Nate Lanxon
Nate Lanxon is CNET UK's Senior Editor of News and Features, and covers every aspect of technology for Crave. He also enjoys popular-science books, obscure Japanese animation and plays 'technical metal' on the drums, whatever that is.
Tuesday 11 March 2008, 2:53pm
A century before Web simulcasts, there was Theatrophone
Humans have been bending their considerable ingenuity to the challenge of delivering music longer than you might think. Recently I came across one of history's most attractive pre-radio broadcasting solutions -- the Théâtrophone, a French system from more than a century ago that delivered stereo audio from opera houses and theatres via telephone wires.
Devised by Clément Ader -- a French engineer who worked with Alexander Graham Bell to improve the sound quality of the telephone -- around 1880, the concept was commercialised a decade later by Compagnie du Théâtrophone. It worked by transmitting a sound picked up by about 80 stage-mounted microphones within theatres. The transmission was poorly amplified, but over a budding telephone network it was groundbreaking for the time -- the sick, the disabled and the bone idle could listen to music without shifting their position in bed.

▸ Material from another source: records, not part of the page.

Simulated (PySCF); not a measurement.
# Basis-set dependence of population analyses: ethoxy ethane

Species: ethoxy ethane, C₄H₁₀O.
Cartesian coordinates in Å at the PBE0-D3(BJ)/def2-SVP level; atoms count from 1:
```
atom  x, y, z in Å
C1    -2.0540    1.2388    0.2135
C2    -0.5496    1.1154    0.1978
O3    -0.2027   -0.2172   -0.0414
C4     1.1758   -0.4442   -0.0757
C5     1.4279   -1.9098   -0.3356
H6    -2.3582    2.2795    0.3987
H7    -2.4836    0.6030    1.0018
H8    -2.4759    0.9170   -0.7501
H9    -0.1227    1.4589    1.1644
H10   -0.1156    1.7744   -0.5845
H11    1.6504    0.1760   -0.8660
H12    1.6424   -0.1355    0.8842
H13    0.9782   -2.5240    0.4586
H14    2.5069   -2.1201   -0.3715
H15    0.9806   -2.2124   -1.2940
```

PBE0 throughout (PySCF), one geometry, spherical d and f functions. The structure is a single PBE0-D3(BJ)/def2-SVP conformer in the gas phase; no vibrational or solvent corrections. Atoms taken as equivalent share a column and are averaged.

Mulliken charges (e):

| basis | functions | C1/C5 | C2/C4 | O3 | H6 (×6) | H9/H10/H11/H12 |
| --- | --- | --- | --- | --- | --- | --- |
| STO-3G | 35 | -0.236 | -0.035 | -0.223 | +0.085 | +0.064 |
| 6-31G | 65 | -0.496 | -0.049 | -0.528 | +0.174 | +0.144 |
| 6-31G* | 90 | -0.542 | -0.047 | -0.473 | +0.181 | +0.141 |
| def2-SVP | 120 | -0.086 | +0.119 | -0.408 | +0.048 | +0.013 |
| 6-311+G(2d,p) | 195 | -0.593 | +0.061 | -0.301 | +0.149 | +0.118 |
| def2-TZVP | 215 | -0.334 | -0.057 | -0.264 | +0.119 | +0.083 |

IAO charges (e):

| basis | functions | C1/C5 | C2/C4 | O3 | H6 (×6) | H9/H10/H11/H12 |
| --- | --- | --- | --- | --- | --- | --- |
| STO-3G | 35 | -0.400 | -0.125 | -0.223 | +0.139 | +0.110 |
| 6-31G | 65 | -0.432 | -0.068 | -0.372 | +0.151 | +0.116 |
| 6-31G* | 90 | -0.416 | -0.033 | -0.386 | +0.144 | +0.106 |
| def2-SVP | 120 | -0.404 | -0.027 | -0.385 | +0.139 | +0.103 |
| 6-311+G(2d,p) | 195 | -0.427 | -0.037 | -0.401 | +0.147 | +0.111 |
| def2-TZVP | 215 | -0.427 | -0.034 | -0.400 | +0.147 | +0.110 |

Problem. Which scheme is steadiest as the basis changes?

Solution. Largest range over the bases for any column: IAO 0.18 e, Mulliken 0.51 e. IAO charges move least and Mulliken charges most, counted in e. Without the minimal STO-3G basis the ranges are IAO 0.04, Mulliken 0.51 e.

But it was an expensive business for listeners, requiring the purchase of both the Théâtrophone and a subscription to the broadcasts. To tackle this, hotels and bars would buy several Théâtrophones and charge people for listening -- a forerunner of pubs showing sport on TV to attract drinkers. Short news broadcasts were also part of the subscription, and featured at regular intervals throughout the day.
It wasn't to last, however. The expensive Théâtrophone services were eventually superceded by cheaper radio broadcasting, which was being furiously refined at the start of the 20th century. Compagnie du Théâtrophone checked out in 1932, by which time radio broadcasts had advanced to the stage of being recorded in peoples' homes on to 7-inch records.
France wasn't the only country to attempt telephone-based broadcasting, though. Between 1895 and the mid-1920s, the copycat Electrophone of London operated in an almost identical manner to the Théâtrophone, but, alas, succumbed to the same tumultuous fate as radio began its dizzying ascent.